Let’s Focus on the Bootheel / by Karie Luidens

New%2BMexico%2BMap.jpg

…That last article from yesterday had a line that jumped out at me. Its author said that California has “the most troops among the three border states.”

But there are four border states.

I assume he meant the three border states where Trump’s administration deployed troops to assist with Border Patrol operations in late 2018, i.e. California, Arizona, and Texas. For whatever reason, none of those 5,000+ troops ended up in New Mexico—even though our state has 180 or so miles of international border. Those miles include three official ports of entry at Santa Teresa, Columbus, and Antelope Wells, but they’re extremely remote: most of the New Mexico–Mexico border is open desert and ranches.

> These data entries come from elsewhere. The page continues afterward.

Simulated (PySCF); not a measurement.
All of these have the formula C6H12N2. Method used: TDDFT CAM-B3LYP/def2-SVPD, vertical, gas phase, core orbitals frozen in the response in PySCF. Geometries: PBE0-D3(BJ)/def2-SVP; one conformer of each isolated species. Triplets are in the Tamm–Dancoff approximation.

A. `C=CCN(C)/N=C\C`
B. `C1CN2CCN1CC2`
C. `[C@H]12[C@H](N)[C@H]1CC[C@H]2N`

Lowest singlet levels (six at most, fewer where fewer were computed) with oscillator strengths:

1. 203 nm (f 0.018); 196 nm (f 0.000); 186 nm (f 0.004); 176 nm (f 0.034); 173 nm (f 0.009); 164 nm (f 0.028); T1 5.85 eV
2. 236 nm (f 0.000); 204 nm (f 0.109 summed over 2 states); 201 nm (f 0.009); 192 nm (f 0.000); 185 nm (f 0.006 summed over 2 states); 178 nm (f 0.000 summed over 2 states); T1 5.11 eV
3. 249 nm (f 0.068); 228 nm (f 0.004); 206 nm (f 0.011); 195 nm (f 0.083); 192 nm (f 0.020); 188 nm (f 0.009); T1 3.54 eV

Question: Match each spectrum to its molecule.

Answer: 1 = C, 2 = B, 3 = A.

Still, New Mexico has seen its share of migrant crossings and other activity along its southwestern border. It was just a week ago that the Albuquerque Journal reported on a group of 306 Central American asylum seekers turning themselves in to the Border Patrol near Antelope Wells. The article noted that their arrival was part of a pattern going back several months now:

This is the 26th group of more than 100 people to come across the border in the remote area in New Mexico’s Bootheel region since October. Most are Central Americans seeking asylum, and many are from Guatemala.

So let’s forget Washington’s rhetoric and stunts for a minute. Let’s briefly put aside the protests and politics of our state capital up in Santa Fe. I want firsthand accounts of what it’s like on the ground in the so-called Bootheel, the southwestern corner of land that juts down into the Chihuahuan Desert.

How are things these days in New Mexico’s borderlands?